Happy 'Back to the Future' Day! What Was Teaching Like Back in 1985?
Happy Back to the Future Day! This is the day that Marty McFly travels to in "Back to the Future II," all the way from the 1980s. Our collective, unstoppable love for pop culture mandates we recognize this moment for its lack of commercially available hoverboards.
It's a day where we celebrate the endless optimism that the people of the '80s had for the future, while confronting the cold, hard reality of now. It's a day where we send appropriate GIFs around the Internet and on our iPhones, all of which are things that "Back to the Future II" didn't actually get right.
It's also a chance to dig through the archives for some reflection on education. If you haven't seen it yet, our opinion blogger Larry Ferlazzo has a great new set of expert advice on implementing self-reflection into the classroom, which offered a little added inspiration.
So what bold predictions about K-12 were featured in the pages of Education Week in October 1985? Here's a Commentary from James M. Banner Jr., a historian, writer, and senior research associate at the (now-defunct) Council for Basic Education, written in response to the formation of a Carnegie Forum tasked with creating a "blueprint" for the teaching profession's future: (emphasis added)

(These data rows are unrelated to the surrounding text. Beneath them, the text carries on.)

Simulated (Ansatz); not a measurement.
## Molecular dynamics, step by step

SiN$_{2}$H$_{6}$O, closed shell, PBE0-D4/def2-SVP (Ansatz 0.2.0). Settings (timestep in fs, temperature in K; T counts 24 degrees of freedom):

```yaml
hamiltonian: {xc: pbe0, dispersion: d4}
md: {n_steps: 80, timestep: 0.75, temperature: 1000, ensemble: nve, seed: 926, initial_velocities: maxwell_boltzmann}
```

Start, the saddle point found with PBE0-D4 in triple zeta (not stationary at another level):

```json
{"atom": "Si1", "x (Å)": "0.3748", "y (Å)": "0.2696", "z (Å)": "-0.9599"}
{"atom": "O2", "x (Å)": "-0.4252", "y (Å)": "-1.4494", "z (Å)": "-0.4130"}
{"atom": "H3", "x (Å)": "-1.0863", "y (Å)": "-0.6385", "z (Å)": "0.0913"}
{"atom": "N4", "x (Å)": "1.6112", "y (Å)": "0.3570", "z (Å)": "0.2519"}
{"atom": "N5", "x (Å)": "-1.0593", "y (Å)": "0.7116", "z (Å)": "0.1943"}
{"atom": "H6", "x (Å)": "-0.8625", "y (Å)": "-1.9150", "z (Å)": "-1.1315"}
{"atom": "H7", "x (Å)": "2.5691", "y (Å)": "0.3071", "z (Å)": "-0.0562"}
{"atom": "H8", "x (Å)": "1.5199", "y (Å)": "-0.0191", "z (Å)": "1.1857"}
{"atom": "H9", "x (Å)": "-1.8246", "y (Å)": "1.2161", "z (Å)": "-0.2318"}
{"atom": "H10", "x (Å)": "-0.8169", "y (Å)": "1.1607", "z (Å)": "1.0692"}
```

We assume that teaching already is a profession—not a job or occupation or calling, each a status worthy of estimation in its own right—and we do so without concern for the inflation and meaning of the concept of a profession. Yet, in fact, schoolteaching in this country is not now a profession. Nor will it become one, despite what many believe, simply by altering teacher examinations, reforming teacher education, improving work conditions, increasing pay, or changing our approaches to school finance and productivity. ... Make teaching a 'true profession'? It is against the historical grain, probably impossible, and most likely not worth the effort.
Harsh! Too harsh, in fact, for Eugene W. Kelly Jr., the dean of the school of education and human development at George Washington University. Kelly responded to Banner with his own Education Week Commentary, saying Banner's "gloomy conclusion" didn't follow from his argument:
Making teaching a true profession is essential not because it promotes the welfare of teachers, but because it encompasses a comprehensive set of major policy and professional actions critically important to sustained improvement in education. The professionalization of teaching and the achievement of excellence in education are not two separate issues, much less are they at odds with each other. Providing teachers with the conditions of a true profession is directly in line with the public interest.
Kelly outlines 10 steps toward professionalizing teaching, including attracting high-quality candidates to teacher-preparation programs, strengthening the accreditation and approval system for teacher-education institutions, and establishing fair and rigorous licensing procedures, including testing, for entry into the profession.
Well ... these are all things that are still being worked on. We'll try to check back in when 2045 rolls around.